Interesting People mailing list archives

Teaching programming concepts from info-dylan and a UPenn Prof


From: David Farber <farber () central cis upenn edu>
Date: Fri, 20 Aug 1993 22:12:47 -0500



From: qobi () kappa cis upenn edu (Jeffrey Mark Siskind)
Re: Sudden interest in Dylan/Dylan should be open.

   But being pessimistic/realistic
   as I am, I see no (absolutely **no**) chance for Dylan in the mainstream.
   It remains to be see how many programmers can be converted from
   C/Pascal/C++. And this is most of the time not a question of
   the individual programmer, but this is decided by management.

I agree that however unfortunate, Dylan (or Lisp or Scheme or Prolog or SML
or ...) has a slim chance of success in the mainstream market. Part of the
problem is run-time compiled-code efficiency. The Dylan effort is address that
very well. But an even bigger part of the problem is the momentum of the
marketplace and the education of programmers (more general than what you
called management). Most programmers are incredibly unsophisticated. They have
no notion of abstraction. No notion of a function which transforms one
representation into another. No notion of operators which combine
transformations. They write programs that move single values around in memory.
C++ is little more than glorfied assembler the way most people use it. Look at
real programmers out there and the code they write. Count the percentage of
lines of C++ programs that are assignment statements that move non-agregate
data. I don't mean to insult any person on this list. There are clearly many
good programmers out there who program and design algorithms at a much higher
level. (I bet there is a high correlation between the set of such people and
the set of readers of this list.) This can be done is Dylan, Scheme, Prolog,
Lisp, SML, Haskell, or C/C++ for that matter. We all believe that things in
OODLs and function languages make this more conducive than in C/C++, which is
why people are trying promote Dylan. But I guess that if you gave Dylan to the
vast majority of current programsers, they would use it like the way they used
 C++, which is in turn the way they used C, which is in turn the way they used
BASIC, ...

Let me give you an example. There is a grad student who recently showed me
some `nice OBJECT ORIENTED C++ code' she had written. Every, and I mean every,
procedure returned an error code. She claimed that she was familiar with
`professional industrial programming practise' had been taught that that was
the way to make robust code. That meant that she couldn't write a FUNCTION.
Every procedure had to return its results by side effecting either an argument
or a global data structure. (Not that that is bad, there are times whent that
is appropriate.) But with here style she couldn't combine functions, think
about the process of data manipulation here program was doing, or abstract
control structures. It turned out that the hundreds of lines of beautifull
object oriented C++ code that she had written, spread across a dozen files
repleat with #include headers, private protocol definitions and all the rest
WAS ALGORITHMICALLY NOTHING MORE THAN A *SINGLE* TABLE LOOKUP. The honest
truth: one line of properly written code in almost any language.

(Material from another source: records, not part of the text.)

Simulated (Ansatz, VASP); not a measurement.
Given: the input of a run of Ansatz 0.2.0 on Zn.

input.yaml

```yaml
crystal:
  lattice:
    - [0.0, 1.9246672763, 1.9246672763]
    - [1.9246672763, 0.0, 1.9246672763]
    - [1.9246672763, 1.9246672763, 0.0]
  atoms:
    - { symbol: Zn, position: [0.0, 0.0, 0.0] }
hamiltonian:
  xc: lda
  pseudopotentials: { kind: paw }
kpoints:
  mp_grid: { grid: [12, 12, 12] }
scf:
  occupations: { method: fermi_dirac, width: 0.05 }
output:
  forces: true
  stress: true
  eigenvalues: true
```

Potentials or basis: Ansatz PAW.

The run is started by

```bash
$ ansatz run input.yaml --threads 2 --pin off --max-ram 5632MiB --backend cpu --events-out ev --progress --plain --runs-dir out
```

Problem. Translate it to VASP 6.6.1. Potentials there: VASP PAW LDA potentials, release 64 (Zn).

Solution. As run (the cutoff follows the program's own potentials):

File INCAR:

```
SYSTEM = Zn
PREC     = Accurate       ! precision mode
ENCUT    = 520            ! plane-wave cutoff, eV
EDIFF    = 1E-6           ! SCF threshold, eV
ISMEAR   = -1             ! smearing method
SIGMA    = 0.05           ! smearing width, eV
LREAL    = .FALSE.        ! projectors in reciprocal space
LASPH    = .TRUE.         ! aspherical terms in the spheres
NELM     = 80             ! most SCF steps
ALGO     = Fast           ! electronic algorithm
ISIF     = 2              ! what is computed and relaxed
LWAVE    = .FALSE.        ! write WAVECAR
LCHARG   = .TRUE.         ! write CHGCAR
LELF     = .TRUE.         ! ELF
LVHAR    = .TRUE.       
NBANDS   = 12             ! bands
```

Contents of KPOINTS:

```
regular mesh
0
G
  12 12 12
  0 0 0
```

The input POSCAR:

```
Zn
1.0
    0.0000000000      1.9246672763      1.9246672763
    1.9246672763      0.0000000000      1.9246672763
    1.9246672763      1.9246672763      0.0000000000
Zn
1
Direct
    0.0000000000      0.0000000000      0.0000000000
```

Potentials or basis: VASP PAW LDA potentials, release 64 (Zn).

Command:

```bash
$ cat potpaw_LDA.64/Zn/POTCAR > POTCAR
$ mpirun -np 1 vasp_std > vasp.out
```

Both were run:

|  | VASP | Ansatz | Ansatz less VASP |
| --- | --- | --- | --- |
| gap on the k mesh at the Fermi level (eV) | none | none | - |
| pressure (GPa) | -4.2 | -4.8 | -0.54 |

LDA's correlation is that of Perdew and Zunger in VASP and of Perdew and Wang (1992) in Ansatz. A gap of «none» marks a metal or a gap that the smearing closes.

Now she is getting her PhD in computer science.

This is not an isolated example. I taught graduate AI here at UPenn last fall.
When I teach I use an extension of CommonLisp that I've written called
Screamer which adds backtracking and constraint satisfaction. The nice thing
about this is that it allows separating the search strategy from the
specification of the search space. I spent a good part of the semester showing
how many of the classic AI programs can be reformulated and solved in short
easily understood Screamer programs. I also show how much of the progress in
AI can be formulated as simple transformations on these programs. Things like
memoization, partial evaluation, lifting, partial-order vs. total order,
changes in evaluation order. I can show how the differences between many
parsing algorithms and grammer formalisms (like Early, CKY, Tomita, DCG, ATN)
can be expressed as small changes, often a single line or even A SINGLE WORD
change to a properly written program. How you can turn a parser into a model
of language acquition by a lifting transformation combined with a change of
search order. How you can perform the model-feature-point matching of model
based vision using the same constraint satisfaction techniques (and even code)
as nonlinear-planning.

With all of this I had to teach good programming style to many grad students
who had never learned Lisp. Moreover, most had never even learned how to
program recursively. Recursion, or structural induction forms the basis of
most of the logical foundation of AI and computer science. And I had to teach
this to grad students.

Towards the end of the course, several of the students commented to me that
they were getting into trouble because they were trying to solve their problem
sets and term projects in their operating systems course using the programming
style (and most of thaught) I had taught them. Their professor was criticizing
them. Some thought that they were `tainted' by having taken my course. I
simply smiled an felt successful in having made my modest conribution to their
education.

The biggest problem as I see it is in education. Sussman and Ableson tried to
change that with 6.001. Teach undergrads from the start how to *THINK* in high
level yet precise terms and bridge the gap via abstraction. But unfortunately
that has not caught on very much in the mainstream. Most universities have
given up or are giving up on teaching 6.001 derivatives. I personally have
experienced such debates at Berkeley, UPenn, Harvey Mudd. A big part of the
problem is that even most university professors of computer science lack
sophistication in their programming accumen. They aren't even aware of what
their missing. I've heard many famous professors vehemently argue for the
virtues of teaching C as the first programming language and how C is inherently
based on optimal design decisions, or how students don't need to know anything
that is taught is 6.001, or how a C-based course prepares the students better
for all subsequent non-AI courses in the curriculum and that only AI students
need to learn Lisp/Scheme. These are prominent professors in world-class
institutions saying this. It takes years, perhaps several academic
generations, to completely retrain professors to retrain their students in how
to think and program before Dylan will catch on.